Gwarzo's suspension from SEC irreversible – Minister

By Samuel Ogidan and Gift Chapi Odekina
The Minister of Finance, Mrs. Kemi Adeosunhe, on Tuesday declared that there was no going back on the suspension of Mr. Mounir Gwarzo from the management of the Securities and Exchange Commission (SEC).
Adeosun stated this when she answered questions from members of the House of Representatives Committee on Capital Market and Institutions at a public hearing on the “need to intervene in the conflict between the minister of finance and the suspended director-general of the Securities and Exchange Commission” in Abuja.
She told the lawmakers that the report of an administrative panel of investigation set up by the ministry to probe the allegations against the suspended DG would be submitted to President Muhammadu Buhari later yesterday.
She said that her decision to suspend Gwarzo on October 19, 2017 was to protect the capital market from any unforeseen negative impact because of the controversies surrounding his activities backed by documents revealing his involvement with two private companies, of which one was doing business with SEC.
Adeosun who expressed regrets over the fuss which the controversy has generated, given its potential to negatively rob-off on the capital market, said that findings by the panel revealed that Gwarzo remained a signatory to accounts of both Medusa Investment Ltd and OutBound Ventures Ltd.
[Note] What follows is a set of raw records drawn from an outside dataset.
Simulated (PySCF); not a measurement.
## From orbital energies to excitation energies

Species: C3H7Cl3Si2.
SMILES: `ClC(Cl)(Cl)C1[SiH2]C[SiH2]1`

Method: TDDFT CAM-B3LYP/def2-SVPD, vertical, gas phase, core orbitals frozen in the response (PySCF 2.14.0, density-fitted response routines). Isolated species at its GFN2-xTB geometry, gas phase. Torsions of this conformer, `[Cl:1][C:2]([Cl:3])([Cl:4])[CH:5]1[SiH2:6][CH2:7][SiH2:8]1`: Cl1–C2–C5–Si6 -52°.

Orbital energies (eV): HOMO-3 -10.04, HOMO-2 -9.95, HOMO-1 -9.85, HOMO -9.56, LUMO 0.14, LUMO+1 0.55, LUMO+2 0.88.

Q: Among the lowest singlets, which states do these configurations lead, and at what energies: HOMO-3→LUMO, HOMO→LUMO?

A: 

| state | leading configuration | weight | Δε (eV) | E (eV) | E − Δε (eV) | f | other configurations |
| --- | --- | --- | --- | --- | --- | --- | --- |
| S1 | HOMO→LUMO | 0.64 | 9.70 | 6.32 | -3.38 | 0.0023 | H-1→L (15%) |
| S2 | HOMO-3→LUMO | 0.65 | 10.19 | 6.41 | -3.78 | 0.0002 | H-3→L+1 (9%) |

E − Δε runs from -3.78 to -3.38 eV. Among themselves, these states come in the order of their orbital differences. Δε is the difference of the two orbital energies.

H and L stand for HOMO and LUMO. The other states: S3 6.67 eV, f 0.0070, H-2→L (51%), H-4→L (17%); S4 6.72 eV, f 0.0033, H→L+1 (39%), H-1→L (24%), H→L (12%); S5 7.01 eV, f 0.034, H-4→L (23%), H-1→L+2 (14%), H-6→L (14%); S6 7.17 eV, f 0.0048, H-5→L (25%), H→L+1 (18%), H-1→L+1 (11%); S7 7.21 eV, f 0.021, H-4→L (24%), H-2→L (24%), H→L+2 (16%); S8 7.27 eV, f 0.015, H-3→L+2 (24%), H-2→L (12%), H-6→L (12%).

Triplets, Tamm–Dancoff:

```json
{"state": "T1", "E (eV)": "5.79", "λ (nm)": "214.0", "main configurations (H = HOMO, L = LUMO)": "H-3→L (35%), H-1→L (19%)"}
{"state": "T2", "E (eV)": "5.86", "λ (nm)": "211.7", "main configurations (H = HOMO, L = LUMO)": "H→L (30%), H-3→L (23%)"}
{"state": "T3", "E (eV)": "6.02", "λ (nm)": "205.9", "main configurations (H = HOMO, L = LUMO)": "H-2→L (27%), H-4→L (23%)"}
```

The minister stated Gwarzo not only remained in control of both firms against the provision of the Public Service Rules, adding that the embattled DG recently requested for debit cards to the companies’ accounts with an unnamed commercial bank.
While denying interfering in the commission’s decision on Oando Plc in its crisis with shareholders, Adeosun informed the committee that the case against Gwarzo had nothing to with his decision to audit Oando, adding that a whistleblower had submitted loads of documents alleging gross abuse of office and misconduct against him.